From: Zi Yan <z...@nvidia.com>

alloc_contig_range() worked at MAX_ORDER-1 granularity to avoid merging
pageblocks with different migratetypes. It might unnecessarily convert
extra pageblocks at the beginning and at the end of the range. Change
alloc_contig_range() to work at pageblock granularity.
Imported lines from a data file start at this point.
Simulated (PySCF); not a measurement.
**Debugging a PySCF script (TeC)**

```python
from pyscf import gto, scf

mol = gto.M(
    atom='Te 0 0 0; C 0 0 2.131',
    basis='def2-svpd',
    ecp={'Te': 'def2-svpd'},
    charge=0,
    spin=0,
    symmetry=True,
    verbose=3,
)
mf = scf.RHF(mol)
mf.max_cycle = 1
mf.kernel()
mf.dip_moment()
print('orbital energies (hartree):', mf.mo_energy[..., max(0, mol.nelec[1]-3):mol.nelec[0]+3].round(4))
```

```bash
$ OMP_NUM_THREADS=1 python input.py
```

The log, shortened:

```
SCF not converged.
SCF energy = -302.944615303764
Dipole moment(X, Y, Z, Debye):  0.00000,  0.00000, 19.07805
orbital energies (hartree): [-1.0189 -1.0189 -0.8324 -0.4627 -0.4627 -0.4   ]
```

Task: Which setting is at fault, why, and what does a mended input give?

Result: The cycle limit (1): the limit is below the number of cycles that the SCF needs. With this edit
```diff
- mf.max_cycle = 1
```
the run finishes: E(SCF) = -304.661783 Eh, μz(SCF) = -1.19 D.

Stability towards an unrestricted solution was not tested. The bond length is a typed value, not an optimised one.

It is done by restoring pageblock types and split >pageblock_order free
pages after isolating at MAX_ORDER-1 granularity and migrating pages
away at pageblock granularity. The reason for this process is that
during isolation, some pages, either free or in-use, might have >pageblock
sizes and isolating part of them can cause free accounting issues.
Restoring the migratetypes of the pageblocks not in the interesting
range later is much easier.

Signed-off-by: Zi Yan <z...@nvidia.com>
---
 mm/page_alloc.c | 175 ++++++++++++++++++++++++++++++++++++++++++------
 1 file changed, 155 insertions(+), 20 deletions(-)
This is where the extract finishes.